So, the prayer begins as Jesus prayed for Himself. When Jesus had spoken these words, he lifted up his eyes to heaven, and said, “Father, the hour has come.” (John 17:1) The Gospel according to John speaks frequently of this hour. At the wedding in Cana Jesus had a conversation with His mother. When the wine ran out, the mother of Jesus said to him, “They have no wine.” 4And Jesus said to her, “Woman, what does this have to do with me? My hour has not yet come.” (John 2:3–4) At another time, He offended some people with His teaching. So they were seeking to arrest him, but no one laid a hand on him, because his hour had not yet come. (John 7:30) And again: These words he spoke in the treasury, as he taught in the temple; but no one arrested him, because his hour had not yet come. (John 8:20) Now, in this prayer, Jesus acknowledges that the hour has come.
The hour Jesus speaks of is His appointment with the work that will earn the forgiveness of sins for all people. Jesus knows full well about the shame, suffering, and death that waits for Him. He knows full well the wrath of God that He will endure as He takes our punishment onto Himself. And so it is that He begins, “Father, the hour has come.” (John 17:1)
Jesus continued His prayer, and said, “Father, the hour has come; glorify your Son that the Son may glorify you.” (John 17:1) The Gospel according to John uses the words glory or glorify about forty times. When we hear the words glory and glorify outside the Bible, they usually refer to fame, honor, wealth, and so forth. This is not what these words mean in the Bible. Within the Bible, glory is lowly service. In the case of Jesus, His greatest glory comes as He hangs on the cross. With these words, Jesus prayed for the strength to submit to death on the cross.

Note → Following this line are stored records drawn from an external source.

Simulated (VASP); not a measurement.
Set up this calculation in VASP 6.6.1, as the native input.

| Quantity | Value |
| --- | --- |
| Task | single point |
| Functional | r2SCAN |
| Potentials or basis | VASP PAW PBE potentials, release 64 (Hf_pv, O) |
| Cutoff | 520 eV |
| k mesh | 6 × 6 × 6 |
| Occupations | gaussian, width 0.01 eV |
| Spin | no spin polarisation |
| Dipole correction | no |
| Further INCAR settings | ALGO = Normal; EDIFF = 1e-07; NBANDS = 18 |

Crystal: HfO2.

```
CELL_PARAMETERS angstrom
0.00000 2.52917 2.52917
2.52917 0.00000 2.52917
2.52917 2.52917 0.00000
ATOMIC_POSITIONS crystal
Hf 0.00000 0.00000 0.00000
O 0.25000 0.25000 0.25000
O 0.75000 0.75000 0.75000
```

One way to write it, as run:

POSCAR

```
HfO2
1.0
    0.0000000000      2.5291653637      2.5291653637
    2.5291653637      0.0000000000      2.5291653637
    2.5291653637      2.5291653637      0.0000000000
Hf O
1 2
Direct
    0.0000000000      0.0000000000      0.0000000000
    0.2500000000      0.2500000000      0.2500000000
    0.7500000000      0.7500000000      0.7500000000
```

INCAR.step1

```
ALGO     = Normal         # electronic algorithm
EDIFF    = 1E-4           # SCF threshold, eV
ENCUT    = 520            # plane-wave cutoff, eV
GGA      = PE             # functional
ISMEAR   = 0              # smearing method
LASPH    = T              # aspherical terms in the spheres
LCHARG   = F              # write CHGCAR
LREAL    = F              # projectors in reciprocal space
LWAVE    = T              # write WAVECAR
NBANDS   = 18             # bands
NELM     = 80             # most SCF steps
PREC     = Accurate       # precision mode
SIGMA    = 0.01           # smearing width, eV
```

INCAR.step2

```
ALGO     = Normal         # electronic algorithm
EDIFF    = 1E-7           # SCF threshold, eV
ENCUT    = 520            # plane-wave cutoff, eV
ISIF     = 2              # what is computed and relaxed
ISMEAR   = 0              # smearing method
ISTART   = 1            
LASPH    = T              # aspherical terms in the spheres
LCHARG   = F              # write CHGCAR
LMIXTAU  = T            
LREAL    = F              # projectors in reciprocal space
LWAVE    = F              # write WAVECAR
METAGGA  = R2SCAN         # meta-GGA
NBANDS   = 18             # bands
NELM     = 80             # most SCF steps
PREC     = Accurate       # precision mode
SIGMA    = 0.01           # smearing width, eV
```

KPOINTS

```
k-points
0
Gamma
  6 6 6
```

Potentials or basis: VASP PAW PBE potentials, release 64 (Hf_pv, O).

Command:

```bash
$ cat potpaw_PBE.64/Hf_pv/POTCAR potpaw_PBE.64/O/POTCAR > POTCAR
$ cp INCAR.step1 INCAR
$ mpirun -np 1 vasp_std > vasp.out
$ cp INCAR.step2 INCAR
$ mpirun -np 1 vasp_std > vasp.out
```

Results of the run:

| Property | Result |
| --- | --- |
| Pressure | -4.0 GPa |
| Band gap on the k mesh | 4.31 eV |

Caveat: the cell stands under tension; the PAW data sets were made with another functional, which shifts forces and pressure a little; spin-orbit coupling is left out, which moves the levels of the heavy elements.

But what is the benefit of Christ’s glory on the cross? Jesus prayed for that as well as He prayed, “Glorify your Son that the Son may glorify you, 2since you have given him authority over all flesh, to give eternal life to all whom you have given him. 3And this is eternal life, that they know you, the only true God, and Jesus Christ whom you have sent. (John 17:1–3) The glory of Christ on the cross gives eternal life to all who know God, but not just any god. Eternal Life is for those who know the only true God who sent Jesus Christ to suffer the glory of the cross. It is not enough to say, “I believe in god.” There are many religions that believe in god. The true religion knows the only true God, and Jesus Christ who was sent from God.
There is also comfort in this prayer for those who are afraid that their faith is not strong enough … that they are not sure of their salvation. Throughout this prayer, Jesus speaks of the disciples as those whom the Father has given Him. The disciples were not responsible for their faith. The disciples did not attach themselves to Jesus of their own will. Instead, God chose them. Jesus prayed for them as a gift to Him from God the Father. Likewise, God has chosen you. It is God who chooses those who receive Christ’s gift of eternal life.
After Jesus asked for strength for His glorification on the cross, He acknowledged the work that He already did. He prayed, “I glorified you on earth, having accomplished the work that you gave me to do. 5And now, Father, glorify me in your own presence with the glory that I had with you before the world existed. 6“I have manifested your name to the people whom you gave me out of the world. Yours they were, and you gave them to me, and they have kept your word. 7Now they know that everything that you have given me is from you. 8For I have given them the words that you gave me, and they have received them and have come to know in truth that I came from you; and they have believed that you sent me. (John 17:4–8) The cross is the crowning glory of Jesus Christ, but the cross would be no good if Jesus did not also lead a perfect life. The blood that He shed on the cross must be innocent. He lived a perfect life under the law.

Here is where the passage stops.